Since the late 1960s, numerous studies and doctoral dissertations have focused on the role of ancient Egyptian women in their society, with books dealing with women in ancient Egypt appearing on an almost annual basis since the early 1990s.

With their ability to work outside the home, inherit and dispose of property, initiate divorce, testify in court, and serve on a local town council, women in ancient Egypt exercised more legal rights and economic independence than their counterparts throughout antiquity. Yet we still encounter statements in current scholarship that misrepresent ancient Egyptian women by undermining their role(s) in their society and particularly their ability to act independently.

This dismissive attitude is most obvious in three areas in particular: 1) women exercising power; 2) women’s economic independence; 3) and female literacy. Such dismissive attitudes and associated labels are not grounded in evidence but reflect a modern, predominately male, scholarly bias regarding what constitutes femininity, and the accompanying notions of what women could do.

This talk suggests that a corrective, evidence-based view of ancient Egyptian women is not only needed, but also quite attainable once we start interpreting the evidence available to us in context thereby reaching an understanding of ancient Egyptian women on their own terms.

The talk will be followed by a book signing of the recently published book Women in Ancient Egypt: Revisiting Power, Agency, and Autonomy (AUC Press, 2022).

Speaker Bio

A graduate of The American University of Cairo’s Egyptology program, Dr. Ayad returned to AUC after many years of studying and working abroad, where she currently teaches Middle Egyptian grammar (Egyptian hieroglyphics), and graduate seminars on Egypt in the first millennium BC, Nubian cultures and society, and ancient Egyptian women in temple ritual. She additionally teaches an introduction to Coptic class, and has led classes focusing on ancient Egyptian literature and Late Egyptian historical texts.
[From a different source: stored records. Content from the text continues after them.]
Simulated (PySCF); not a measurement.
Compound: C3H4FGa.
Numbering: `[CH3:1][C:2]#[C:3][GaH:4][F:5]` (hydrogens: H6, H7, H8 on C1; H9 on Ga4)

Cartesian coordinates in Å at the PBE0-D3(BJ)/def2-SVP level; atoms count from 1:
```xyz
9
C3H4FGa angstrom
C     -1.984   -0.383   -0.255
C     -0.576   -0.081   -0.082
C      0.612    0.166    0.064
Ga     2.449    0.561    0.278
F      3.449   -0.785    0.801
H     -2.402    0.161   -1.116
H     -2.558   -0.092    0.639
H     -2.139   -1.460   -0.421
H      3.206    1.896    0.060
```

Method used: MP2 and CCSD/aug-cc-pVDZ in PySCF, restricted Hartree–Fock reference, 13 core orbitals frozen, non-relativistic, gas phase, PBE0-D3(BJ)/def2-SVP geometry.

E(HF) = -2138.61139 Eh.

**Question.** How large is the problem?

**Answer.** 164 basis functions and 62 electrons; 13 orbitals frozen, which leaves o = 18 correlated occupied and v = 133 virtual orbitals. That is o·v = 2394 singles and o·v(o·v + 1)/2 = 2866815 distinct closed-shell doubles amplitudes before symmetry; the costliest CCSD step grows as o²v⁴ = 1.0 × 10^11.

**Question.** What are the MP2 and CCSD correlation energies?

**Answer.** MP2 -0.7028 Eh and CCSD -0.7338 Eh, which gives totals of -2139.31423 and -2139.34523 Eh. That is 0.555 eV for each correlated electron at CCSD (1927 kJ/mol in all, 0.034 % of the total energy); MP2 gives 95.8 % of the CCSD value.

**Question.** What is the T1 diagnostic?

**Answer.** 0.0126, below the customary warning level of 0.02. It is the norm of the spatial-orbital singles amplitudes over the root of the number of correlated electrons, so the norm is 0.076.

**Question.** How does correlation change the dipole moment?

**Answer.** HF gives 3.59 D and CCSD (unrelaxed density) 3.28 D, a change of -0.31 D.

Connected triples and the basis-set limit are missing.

Ayad serves as director of the Opening of the Mouth Epigraphic Project at the Tomb of Harwa (TT 37) in Luxor. She is also a peer reviewer for the American Journal of Archaeology, the Journal of the American Research Center in Egypt and AUC Press.

Prior to her return to Egypt, Ayad was a tenured associate professor of art history and Egyptology at the University of Memphis, in the US, where she also served as an assistant director of the Institute of Egyptian Art and Archaeology from 2003 to 2010.

Ayad obtained her BA in from the American University in Cairo, her MA in ancient near eastern civilizations, specializing in the Egyptian language and literature, with a minor in Egyptian archaeology at the University of Toronto and her PhD in Egyptology at Brown University.